We both studied at Sussex Uni (having attended at different times). And we both shared a passion for food and justice. But we weren’t to meet until a climate change demo in London via a mutual friend.
Lauren, with her good friend (who is now doing a PhD on workers rights and food growing in Morocco), made a documentary film questioning the Uni’s food procurement system and asking the authorities to change how they acquired some of their food.
I was lucky enough to work during the last days of The Ecologist magazine before it folded and was relegated as a solely online publication. The then editor mentioned he was going to create a trio of step-down water catchment units, aka. three water butts. But the way he spoke about them and the quirkiness of their design piqued my interest. He handed me a large weighty blue tome that many will be familiar with as Patrick Whitefield’s ‘The Earth Care Manual’.
That was the first time I heard the word ‘permaculture’. I’ve still got the book.
With a shared interest in the provenance and politics of food, we were also attracted to Permaculture’s seemingly inviolable and down right ‘can-do-ness’. As Bill Mollison, co-founder of Permaculture, who sadly passed away in late 2016, wrote in his magnum opus, ‘A Designer’s Manual’:
“The text is positivistic, without either the pretended innocence or the belief that everything will turn out right. Only if we make it so will this happen.”

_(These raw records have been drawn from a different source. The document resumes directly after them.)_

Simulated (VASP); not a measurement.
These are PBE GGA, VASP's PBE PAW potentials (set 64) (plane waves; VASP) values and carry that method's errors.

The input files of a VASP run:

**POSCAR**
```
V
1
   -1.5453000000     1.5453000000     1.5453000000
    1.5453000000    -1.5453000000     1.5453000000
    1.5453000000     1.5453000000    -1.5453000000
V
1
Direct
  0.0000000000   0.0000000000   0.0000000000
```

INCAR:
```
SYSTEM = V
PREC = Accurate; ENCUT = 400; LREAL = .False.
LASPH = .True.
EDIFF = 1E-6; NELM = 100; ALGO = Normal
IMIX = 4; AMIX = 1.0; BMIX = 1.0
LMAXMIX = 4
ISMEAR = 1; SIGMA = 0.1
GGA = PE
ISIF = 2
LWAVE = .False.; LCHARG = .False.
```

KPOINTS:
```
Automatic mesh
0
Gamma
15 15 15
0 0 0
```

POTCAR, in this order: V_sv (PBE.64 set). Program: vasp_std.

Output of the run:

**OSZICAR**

And it was this solutions orientated, systems thinking, ecologically mindful perspective that brought us together with the Brighton Permaculture Trust and chums for an inspiring, giddying and full on Introduction to Permaculture course. And as time passed, friendship, work and many more courses with Brighton Permaculture Trust.
Over a long weekend we learnt about permaculture ethics and principles with the course culminating in a design exercise at Pippa John’s house.
After the first day of the course I remember sitting on the trunk of a grand old tree under a canopy of Yews just beyond the Brighton Permaculture Trust plot as we excitedly completed one of our exercises.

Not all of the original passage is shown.